Conservative campaign platform - image

MISSISSAUGA, Ont. – Prime Minister Stephen Harper unveiled a $6.6-billion campaign platform today that pledges to eliminate the deficit a year earlier than scheduled by cutting government spending.

But the Conservatives don’t say exactly what would get chopped to save the billions of dollars they need to return Canada’s books to black by 2014-15.

The most expensive promise is $2.5 billion for income splitting, which involves shifting income from a higher-income spouse to a lower-income spouse to reduce the overall tax paid by a couple. The Tories announced it this week, along with a slew of other measures that also won’t come into effect until the budget balances.

The platform also includes $2.2 billion to compensate Quebec for harmonizing the GST and PST. That money would flow over the next two years – after a compensation deal is reached with the province.

The "Here for Canada" plan focuses on five priorities: creating jobs, supporting families, eliminating the deficit, getting tough on crime, and investing in the North.

It includes bedrock Tory policies, like eliminating per-vote subsides and promises of Senate reform. There’s also a promise to put defibrillators in arenas across the country.

Some of the new initiatives proposed include a national counter-terrorism strategy and the creation of an office of religious freedom within the Department of Foreign Affairs.

The office, which would cost $20 million over four years, would monitor and promote religious freedom as a key objective of Canadian foreign policy, the platform said.

"This is the map for the road ahead, not a scrapbook of a journey we have taken," Harper told several hundred supporters at a launch event.

"Or, perhaps more accurately when I speak of the other side – not a brochure of all the places they promised they’d take us but never did because they couldn’t really afford it."

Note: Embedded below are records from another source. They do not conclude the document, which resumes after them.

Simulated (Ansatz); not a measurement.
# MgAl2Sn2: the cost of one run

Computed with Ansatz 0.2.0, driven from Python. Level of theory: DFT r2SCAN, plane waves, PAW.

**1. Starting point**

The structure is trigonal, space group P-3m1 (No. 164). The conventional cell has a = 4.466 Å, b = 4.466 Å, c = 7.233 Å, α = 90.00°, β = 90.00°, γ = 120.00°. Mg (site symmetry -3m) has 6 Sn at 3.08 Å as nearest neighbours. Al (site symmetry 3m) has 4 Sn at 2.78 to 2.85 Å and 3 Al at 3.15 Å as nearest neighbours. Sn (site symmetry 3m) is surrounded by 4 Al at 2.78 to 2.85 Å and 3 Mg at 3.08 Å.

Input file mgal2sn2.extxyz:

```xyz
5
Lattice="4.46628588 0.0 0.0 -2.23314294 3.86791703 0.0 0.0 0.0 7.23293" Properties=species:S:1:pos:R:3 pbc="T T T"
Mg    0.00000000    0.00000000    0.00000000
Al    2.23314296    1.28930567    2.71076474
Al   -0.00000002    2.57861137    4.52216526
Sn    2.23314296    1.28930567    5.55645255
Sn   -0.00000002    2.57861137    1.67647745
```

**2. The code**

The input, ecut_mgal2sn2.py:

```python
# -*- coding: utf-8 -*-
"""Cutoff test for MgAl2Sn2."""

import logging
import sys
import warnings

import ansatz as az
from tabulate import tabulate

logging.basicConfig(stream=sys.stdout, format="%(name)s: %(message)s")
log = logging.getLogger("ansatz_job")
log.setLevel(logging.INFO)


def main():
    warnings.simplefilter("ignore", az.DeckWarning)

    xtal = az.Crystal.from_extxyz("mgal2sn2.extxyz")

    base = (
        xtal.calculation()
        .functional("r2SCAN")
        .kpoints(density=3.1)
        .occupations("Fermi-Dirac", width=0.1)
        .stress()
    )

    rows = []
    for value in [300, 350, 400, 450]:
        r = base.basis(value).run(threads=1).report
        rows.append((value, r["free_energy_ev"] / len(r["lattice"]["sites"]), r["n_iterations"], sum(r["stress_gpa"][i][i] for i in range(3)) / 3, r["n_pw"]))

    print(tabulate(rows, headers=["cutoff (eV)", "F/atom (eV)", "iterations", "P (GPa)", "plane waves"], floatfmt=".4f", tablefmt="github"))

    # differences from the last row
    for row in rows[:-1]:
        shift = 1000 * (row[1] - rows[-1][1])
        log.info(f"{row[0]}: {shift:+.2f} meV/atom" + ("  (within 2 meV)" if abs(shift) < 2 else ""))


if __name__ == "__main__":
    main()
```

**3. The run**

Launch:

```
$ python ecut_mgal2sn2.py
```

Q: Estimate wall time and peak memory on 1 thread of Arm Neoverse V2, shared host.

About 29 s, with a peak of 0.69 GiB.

The platform borrows heavily from the ill-fated federal budget and pledges to bundle a number of crime bills into an omnibus piece of legislation that the party would pass within the first 100 days of Parliament.

Harper said the spending cuts required to lift the country out of deficit spending won’t hurt programs: "We’re going to be able to find that two, three per cent of government spending that we need to find to get the fat out."

One example he cited was consolidating the government’s computer system.

Liberal Leader Michael Ignatieff was in Hamilton today promising continued funding for health care beyond 2014.

Ignatieff sent an "open letter" to Canadians pledging to extend six per cent funding increases after the current health-care agreement with the provinces expires.

"The provinces are coping with budgetary deficits and spiralling health care costs," Ignatieff said.

"It is critical that a new federal government commits to investing in health care beyond 2014, so that provinces can get on with the job of reforming our health care system."

The Tories have also committed to extending the funding increases.

Jack Layton released the NDP’s defence platform in Esquimalt, B.C. – home to Canada’s Pacific fleet – making replacement of the navy’s aging supply ships the top priority.

The NDP leader said all navy ships would be built in Canada, creating thousands of jobs and pouring billions of dollars into the economy.

He also said he would review the purchase of the F-35 stealth fighter and possibly put the CF-18 replacement out to open tender.

Green Leader Elizabeth May, who released her party platform Thursday, is making a whistle-stop train trip from Toronto to Montreal today.

Harper released his platform flanked on stage by 12 people billed as "average Canadians" who are benefiting from party policies. However, one was listed online as the volunteer chair for Tory MP Paul Calandar’s re-election campaign. Another owns a factory Harper visited this week.

People who want to attend Conservative rallies are required to pre-register and, in several high-profile incidents, some have been barred because they were suspected of links to rival groups or parties.

The platform launch marks Harper’s third straight day in the greater Toronto area, where the Tories hope to pick up seats from the Liberals.

Harper has been bogged down by several days of controversy. He finally apologized Thursday to people who were earlier barred from some of his campaign events. His handlers allowed some people into his Hamilton rally Thursday even though they hadn’t gone through the normal Conservative pre-registration process.

Ignatieff had to do some firefighting of his own Thursday after one of his Alberta candidates made what the leader called "utterly, totally unacceptable" remarks about sexual assault during a radio interview.

The candidate, former judge John Reilly, apologized completely and was retained by the leader, but the Tories leaped on the comments to brand the Liberals, once again, as soft on crime.